Drug Church: Hygiene

Genre: Post-Hardcore
Label: Pure Noise
Producer: Jon Markson
Release Year: 2022
Listen: Spotify / Apple Music

This is one of those albums I resisted for a long while, as it sat in my “to listen” queue. It’s not as if I didn’t start and stop Drug Church’s Hygiene several times. But I was immediately put off by the echo-ey production. The drowned-in-sound singing and kind of “big” sound of the guitars and drums. I don’t want my music to sound like it’s happening in the Parthenon. Or under Atlantis. I like a more intimate setting, I guess. The fingers on the guitar necks. The spit in the singer’s mouth (despite being absolutely revolted by ASMR). So I started and stopped this record more times than I can count.

But, hey, as the year drew to a close, I decided to revisit everything from 2022 that I hadn’t yet given a fair shake. And you know what? I still can’t stand the production. But I’ve warmed to the record itself. It toes the line between the tongue-in-cheek hardcore madness of Fucked Up and something a little more amorphous like Wu Lyf. But then they break out a tune like “Detective Lieutenant,” on which you can totally hear and understand lead singer, Patrick Kindlon, and the rhythm section’s parts are clean (including what sounds like an actual melodic bass riff) until the crunch of the chorus. And they remind me of something all together different. It’s not The Cure or anything, but there’s something nostalgic and indie rock accessible about it that isn’t as heavy and wall-of-sound daunting as the rest of the record. And I like it. Before it’s gone in a blink.

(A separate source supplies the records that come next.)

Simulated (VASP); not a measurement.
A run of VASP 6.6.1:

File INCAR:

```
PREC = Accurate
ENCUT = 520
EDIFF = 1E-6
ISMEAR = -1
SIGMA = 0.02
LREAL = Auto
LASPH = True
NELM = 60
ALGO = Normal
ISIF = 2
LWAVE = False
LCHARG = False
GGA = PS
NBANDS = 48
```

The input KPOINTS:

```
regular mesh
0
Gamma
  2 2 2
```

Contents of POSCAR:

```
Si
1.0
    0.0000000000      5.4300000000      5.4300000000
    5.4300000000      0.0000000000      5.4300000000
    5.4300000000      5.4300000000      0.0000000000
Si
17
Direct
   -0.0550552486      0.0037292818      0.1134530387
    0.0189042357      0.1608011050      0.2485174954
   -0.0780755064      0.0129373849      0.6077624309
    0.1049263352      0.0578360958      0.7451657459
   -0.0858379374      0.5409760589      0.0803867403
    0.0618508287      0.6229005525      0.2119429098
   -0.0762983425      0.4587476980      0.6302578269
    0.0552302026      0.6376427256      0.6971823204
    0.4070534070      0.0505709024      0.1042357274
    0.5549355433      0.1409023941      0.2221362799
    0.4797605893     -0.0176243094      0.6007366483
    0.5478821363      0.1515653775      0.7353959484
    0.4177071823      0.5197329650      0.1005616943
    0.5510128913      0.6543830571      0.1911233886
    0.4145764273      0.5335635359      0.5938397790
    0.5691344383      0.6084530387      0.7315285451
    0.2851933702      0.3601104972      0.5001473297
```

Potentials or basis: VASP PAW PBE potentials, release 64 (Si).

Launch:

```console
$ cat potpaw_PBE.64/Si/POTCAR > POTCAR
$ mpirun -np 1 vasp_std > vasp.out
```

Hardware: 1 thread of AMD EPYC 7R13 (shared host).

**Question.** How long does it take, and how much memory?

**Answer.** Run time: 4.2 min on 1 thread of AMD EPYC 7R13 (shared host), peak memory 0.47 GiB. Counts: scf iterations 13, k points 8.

I don’t know, I would probably like this album more if I had more time with it. But I really can’t get past what feels like the intentional effort to obscure the best parts of it. For instance, there is what sounds like cool background vocals and guitar riffage on the track “Premium Offer,” but at the same time it sounds like the band is falling down a well. As if they’re embarrassed by what they’ve committed to tape (or whatever they record on these days). It’s like I can hear the album I want under all the superfluous noise, but am frustrated by what actually reaches my ears. In my perfect world, someone would get ahold of the masters of this album and remix the thing and just dial back the reverb or whatever the hell makes music sound like this. Of course this is often times my complaint about modern rock music. I just want what I want. And I suppose streaming technology gives me that. Next.